May 25, 2022

Due Diligence: The Value of Entity Management in M&A

One of the things that sometimes drives businesspeople up a wall about lawyers is our obsession with recordkeeping.  Minutes, board and stockholder resolutions, documentation of share issuances and preparation of other corporate records loom large in most lawyers’ priorities, but for business folks, that’s often not the case. Well, the next time somebody from the business side rolls their eyes when you shove a bunch of organizational minutes for a new Norwegian subsidiary under their nose, be sure to point them in the direction of this Deloitte study, which says that failing to pay due attention to legal entity management can be very costly when it comes to M&A. Here’s an excerpt:

A company with immaculately managed books conveys a sense of order and trustworthiness. Buyers don’t have reason to question general counsel or the management team; they can see that everything is as it should be. “Better entity management gives the buyer more confidence in the organization,” according to John Easterday, a partner at Deloitte Tax LLP. If, on the other hand, a business hasn’t exercised care in maintaining its entities’ corporate records, buyers may start to wonder what else has escaped the management team’s focus—and what other problems they may be buying with this deal. In our research, 59% of respondents said that poor entity management causes buyers to question whether subsidiaries are, in fact, wholly owned by sellers.

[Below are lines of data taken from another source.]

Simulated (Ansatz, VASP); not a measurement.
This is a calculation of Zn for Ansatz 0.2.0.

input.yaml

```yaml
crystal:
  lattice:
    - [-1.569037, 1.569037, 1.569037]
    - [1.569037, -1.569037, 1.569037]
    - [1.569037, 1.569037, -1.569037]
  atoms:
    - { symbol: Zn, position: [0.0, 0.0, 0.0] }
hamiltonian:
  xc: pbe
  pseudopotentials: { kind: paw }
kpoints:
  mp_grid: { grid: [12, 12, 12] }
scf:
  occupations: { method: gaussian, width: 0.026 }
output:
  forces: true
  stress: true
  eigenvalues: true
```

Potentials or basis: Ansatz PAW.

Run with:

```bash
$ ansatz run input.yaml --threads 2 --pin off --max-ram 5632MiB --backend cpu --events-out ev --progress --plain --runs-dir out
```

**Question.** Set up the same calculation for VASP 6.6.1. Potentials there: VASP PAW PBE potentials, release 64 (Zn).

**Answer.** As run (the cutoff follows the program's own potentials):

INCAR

Sloppy LEM can lead to questions that ultimately decrease confidence and trust. That’s what we heard about in the cautionary tale of a private equity firm that initially offered $47 million to buy a company. But when the private equity firm inspected the seller’s records, it found that leases hadn’t been executed properly and only half of the stock option agreements were signed. These shortcomings caused the private equity firm to question the seller so much that it ended up discounting its price.

The study says that when a buyer encounters sloppy corporate recordkeeping, it reaches one of two conclusions: either the seller’s legal team is inept, or the seller is hiding something.  Neither conclusion is conducive to a successful transaction.